Controlling Data Movement to Boost Performance on the NVIDIA Ampere Architecture

The NVIDIA Ampere architecture provides new mechanisms to control data movement within the GPU and CUDA 11.1 puts those controls into your hands. These mechanisms include asynchronously copying data into shared memory and influencing residency of data in L2 cache.

This post walks through how to use the asynchronous copy feature, and how to set up your algorithms to overlap asynchronous copies with computations.

Applications stage data through shared memory

Applications with large data and computational intensity on that data are accelerated by copying data from global to shared memory, performing computations on data in shared memory, and copying results back to global memory.

  • Linear algebra algorithms copy a submatrix of a global matrix to shared memory, factorize the submatrix while in shared memory, and then copy the updated submatrix back into the global matrix.
  • Finite difference algorithms copy a subgrid of a global grid into shared memory, compute with that subgrid, and then copy the subgrid back into the global grid.

Asynchronous data movement

You’ve long had the ability to asynchronously copy data between CPU memory and GPU global memory using cudaMemcpyAsync. For more information, see the Developer Blog post from 2012, How to Overlap Data Transfers in CUDA C/C++.

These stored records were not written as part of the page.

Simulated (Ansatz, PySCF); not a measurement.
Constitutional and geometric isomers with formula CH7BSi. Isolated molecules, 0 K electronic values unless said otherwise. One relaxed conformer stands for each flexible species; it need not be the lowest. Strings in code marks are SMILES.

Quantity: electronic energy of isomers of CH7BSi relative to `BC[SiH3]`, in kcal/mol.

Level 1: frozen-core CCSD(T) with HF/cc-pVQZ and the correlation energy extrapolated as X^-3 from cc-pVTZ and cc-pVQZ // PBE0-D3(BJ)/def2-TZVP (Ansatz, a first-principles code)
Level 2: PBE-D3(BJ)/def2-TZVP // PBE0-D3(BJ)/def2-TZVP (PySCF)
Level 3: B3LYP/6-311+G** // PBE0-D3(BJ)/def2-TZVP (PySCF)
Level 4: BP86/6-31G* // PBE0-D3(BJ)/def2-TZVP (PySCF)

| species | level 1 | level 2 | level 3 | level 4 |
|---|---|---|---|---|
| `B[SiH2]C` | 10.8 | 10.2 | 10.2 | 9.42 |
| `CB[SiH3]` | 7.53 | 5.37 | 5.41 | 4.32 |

CudaDMA was an early effort to give developers asynchronous data movement between global and shared memory. CudaDMA uses extra data movement warps dedicated to copy operations while primary warps perform computations. With the NVIDIA Ampere architecture, you can now asynchronously copy data between GPU global memory and shared memory by using cuda::memcpy_async and not tie up threads to shepherd data movement.

These asynchronous data movement features enable you to overlap computations with data movement and reduce total execution time. With cudaMemcpyAsync, data movement between CPU memory and GPU global memory can be overlapped with kernel execution. With cuda::memcpy_async, data movement from GPU global memory to shared memory can be overlapped with thread execution.

A better journey through the memory hierarchy

Prior to cuda::memcpy_async, copying data from global to shared memory was a two-step process. First, a thread block copied data from global memory into registers and then the thread block copied that data from registers into shared memory. This resulted in the data taking a long journey through the memory hierarchy.

Diagram of a global to shared memory copy through the various levels of the memory hierarchy (global memory to L2 cache to L1 cache to registers to shared memory).
Figure 1. A long journey through the memory hierarchy.

With cuda::memcpy_async, the thread block no longer stages data through registers, freeing the thread block from the task of moving data and freeing registers to be used by computations.

Diagram of a global to shared memory copy through the various levels of the memory hierarchy without using registers (global memory to L2 cache to L1 cache to shared memory).
Figure 2. A better journey through the memory hierarchy.

Stages of asynchronous copy operations

Prior to cuda::memcpy_async, a thread block copied a batch of data from global to shared memory, computed on that batch, and then iterated to the next batch. A batch can be a contiguous region of memory or be scattered into a data structure such as into the boundary of a finite difference grid. Each thread within a thread block copied one or more elements of the batch and then all threads synchronized (_syncthreads or cooperative_group::sync) to wait for all element-copy operations to complete.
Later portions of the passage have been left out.